Investors have been proven to be significantly more sensitive than owner-occupiers to changes in out-of-pocket expenses, driven by interest rate fluctuations, changes in legislation or other events.
The Reserve Bank of Australia (RBA) has found investors can amplify credit and dwelling price cycles, on some occasions contributing to financial stability risks - but they can also dampen it.
In a weak market, investors are more likely to sell and in a rising market to buy, with an expectation of capital gains.
As they purchase more off-the-plan dwellings than owner-occupiers, they can contribute to larger upswings in residential construction with the risk of future oversupply for some types of properties or in some locations.
Conversely, elevated levels of investor activity may amplify any subsequent downswing, increasing risks to the broader housing market and household sector.
This is what we are seeing now, with a major reduction in the sales of new dwellings and a direct flow-on effect on dwelling commencements that are reducing significantly.

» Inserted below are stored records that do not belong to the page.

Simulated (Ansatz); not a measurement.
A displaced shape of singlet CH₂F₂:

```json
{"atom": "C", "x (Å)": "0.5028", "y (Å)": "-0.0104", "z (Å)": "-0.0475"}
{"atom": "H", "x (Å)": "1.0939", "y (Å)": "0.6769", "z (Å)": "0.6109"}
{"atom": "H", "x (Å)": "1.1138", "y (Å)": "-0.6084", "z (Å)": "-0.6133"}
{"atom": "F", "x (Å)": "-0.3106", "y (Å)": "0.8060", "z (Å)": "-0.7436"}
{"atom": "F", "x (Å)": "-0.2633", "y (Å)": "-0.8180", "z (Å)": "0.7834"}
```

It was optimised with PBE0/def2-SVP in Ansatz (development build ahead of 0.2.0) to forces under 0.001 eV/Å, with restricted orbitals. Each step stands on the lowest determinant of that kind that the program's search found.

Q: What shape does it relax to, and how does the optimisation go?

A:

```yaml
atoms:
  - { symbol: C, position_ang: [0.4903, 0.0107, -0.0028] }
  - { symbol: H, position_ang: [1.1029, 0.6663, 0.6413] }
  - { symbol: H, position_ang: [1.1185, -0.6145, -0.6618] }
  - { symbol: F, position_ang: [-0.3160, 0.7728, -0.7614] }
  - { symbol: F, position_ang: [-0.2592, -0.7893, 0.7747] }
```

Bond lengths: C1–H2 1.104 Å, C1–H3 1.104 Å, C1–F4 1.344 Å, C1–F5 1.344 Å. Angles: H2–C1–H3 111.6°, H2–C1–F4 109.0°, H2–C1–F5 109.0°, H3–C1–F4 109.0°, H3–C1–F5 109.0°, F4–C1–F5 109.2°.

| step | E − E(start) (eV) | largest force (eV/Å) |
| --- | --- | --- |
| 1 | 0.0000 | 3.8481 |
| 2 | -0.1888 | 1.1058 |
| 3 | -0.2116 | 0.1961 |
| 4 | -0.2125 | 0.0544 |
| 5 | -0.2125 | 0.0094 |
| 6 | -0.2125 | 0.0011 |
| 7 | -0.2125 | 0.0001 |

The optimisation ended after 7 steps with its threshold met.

The Commonwealth Bank of Australia (CBA), in its half-year results for 2018, stated ‘investor demand is slowing following APRA’s latest regulatory changes, falling price growth expectations and higher interest rates from the major lenders’.
The bottom line is without investor activity there will be no movement from owner-occupiers.
It really demonstrates that if there is no energy in the market from investors, prices will continue to decelerate across the board.
When investor activity is high, it also impacts owner-occupier sentiment and has a major influence on whether they enter the market or not.